The lives of chimpanzees who are used as “actors” underscores the need for the Nonhuman Rights Project and our efforts to gain basic legal rights for nonhuman animals. The stories of Chance and Choppers depict the lives that chimpanzees used for entertainment must endure.
Chance “co-stars” as the “pet” of the Leonardo DiCaprio character in the new movie, The Wolf of Wall Street. Unlike Mr. DiCaprio, Chance isn’t a paid actor who is willingly participating. Instead, Chance is a prop – short for property in acting lingo. Nonhuman animals are always referred to as props – like any of the other objects that make up the background items on a set.
Chance, who is “owned” by the Rosaire family and is held at their Big Cat Habitat in Sarasota, FL, is routinely dressed in clothes and paraded around to various public events. Chance, who was forced to learn how to roller-skate as part of his role, “plays the part of Leo’s pet,” Pamela Rosaire Zoppe said.
On the set, nonhuman animals are always referred to simply as props.
In addition to his acting duties, Chance also performs at the Big Cat Habitat in what they call, “a unique fundraising experience where the best of the best come to help raise money to support the habitat.”
The Rosaires also own a lion, Handsome, who was used in the film. According to Kay Rosaire, the money they made off of Chance and Handsome goes to support their facility they call a sanctuary.
“They’re professionals. They support the non-working animals,” Rosaire told the Herald Tribune.
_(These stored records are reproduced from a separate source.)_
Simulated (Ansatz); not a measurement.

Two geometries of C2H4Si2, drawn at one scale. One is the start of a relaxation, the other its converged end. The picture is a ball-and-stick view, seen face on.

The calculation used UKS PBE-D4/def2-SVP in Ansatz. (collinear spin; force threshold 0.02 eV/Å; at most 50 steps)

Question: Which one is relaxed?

Chance is a juvenile chimpanzee – still cute and relatively docile. His time as an actor will come to an end when, as an increasingly strong and unruly adolescent, he becomes unmanageable and dangerous to his human captors. At that time, chimpanzees who have been used in entertainment are generally sold to zoos or to private collectors, and spend the rest of their lives in small, lonely cages.
Take the case of Choppers, for example.
Choppers who, along with the recently deceased Louie, appeared in PG Tips tea television ads in the United Kingdom, has had a rough time adjusting to life out of “show business.”
She now lives at the Twycross Zoo in Leicestershire and is “mixed up,” according to the zoo’s chief executive, Sharon Redrobe. “It’s not a good start in life to be treated like a human because they don’t learn ape behavior and are not very good at being with other chimps.”
Louie and Choppers were raised by humans and spent their lives together before being retired to Twycross in 2002. According to Dr. Charlotte MacDonald, the zoo’s head of life sciences, this did not allow them to learn how to behave like chimpanzees.
“Chimpanzees are group-living animals,” said Ms. MacDonald. “But [Louis and Choppers] were very focused on humans, more than they should be.”
Ironically, the death of Louie this past July seems to have forced Choppers to begin socializing with the other chimpanzees at Twycross.
“She’s integrating nicely in her twilight years,” said Ms. Redrobe. “She took part in a grooming circle the other day, which is absolutely brilliant.”
Perhaps, one day, Chance will be able to join his own grooming circle at a real sanctuary. Until then he must continue to endure a life of woeful indignity while being forced to perform behaviors that are entirely unnatural to chimpanzees – and just so humans can be entertained.